Cloud

Shadow Cloud Apps Pose Unseen Risks

Cloud Services

When individuals and departments bypass IT to acquire cloud services and apps, IT and security teams are blind to the security vulnerabilities and compliance issues they present.

It happens in every company. Employees find a cool new online service that makes them more productive. They create free or low-cost accounts on devices they use for work, and get all their friends and colleagues to join up. The new cloud service is great. The interface is a joy to use, it comes with mobile apps, and it spreads like wildfire.

The bad news is that these unauthorized cloud apps and services become part of the organization’s shadow IT, bypassing its IT, compliance, and procurement departments. The app may violate industry regulations or expose the company to significant security risks. Because it’s so entrenched, however, it’s too hard to get users to stop using it.

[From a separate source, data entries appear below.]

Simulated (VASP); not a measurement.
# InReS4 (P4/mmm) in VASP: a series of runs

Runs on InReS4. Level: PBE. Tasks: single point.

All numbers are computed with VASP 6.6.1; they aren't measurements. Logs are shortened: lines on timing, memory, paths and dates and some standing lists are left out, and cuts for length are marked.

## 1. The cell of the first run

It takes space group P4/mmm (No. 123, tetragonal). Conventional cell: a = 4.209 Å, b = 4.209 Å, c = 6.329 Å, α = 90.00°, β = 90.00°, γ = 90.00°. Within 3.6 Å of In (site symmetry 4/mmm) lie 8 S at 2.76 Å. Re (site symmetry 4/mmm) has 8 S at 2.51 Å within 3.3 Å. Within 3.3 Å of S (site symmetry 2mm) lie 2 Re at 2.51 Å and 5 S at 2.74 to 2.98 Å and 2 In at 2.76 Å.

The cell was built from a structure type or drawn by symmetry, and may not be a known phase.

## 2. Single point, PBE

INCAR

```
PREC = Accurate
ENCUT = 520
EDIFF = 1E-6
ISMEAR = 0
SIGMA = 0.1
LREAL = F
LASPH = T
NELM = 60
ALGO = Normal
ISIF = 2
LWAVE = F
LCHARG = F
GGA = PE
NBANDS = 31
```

How big a risk are shadow cloud services?

According to a cloud usage report Netskope, Inc., released last month, employees at the average enterprise use 1,022 different cloud services, and more than 90 percent are not enterprise-grade, meaning that they don’t offer the management, security, and compliance features that companies need. For example, 67 percent of cloud services do not specify that the customer owns the data in their terms of service, and more than 80 percent do not encrypt data at rest.

A survey of 900 knowledge workers released last month by Harmon.ie found that 48 percent of respondents admitted that they used apps not sanctioned by their IT department, including apps for note-taking, project management, and file sharing.

Optiv Security, Inc., provides cloud risk assessment services where they’ll monitor a company’s web usage for a certain period of time and then report to the companies about the cloud apps being used. “We find literally thousands of applications being used inside an organization,” says John Tuner, the company’s senior director for cloud security. “That’s often quite a shock to the IT folks. And it is often quite a shock when we detail out not just the thousands of apps, but the usage of those apps, the amount of data that’s going back and forth, and the type of data going back and forth.”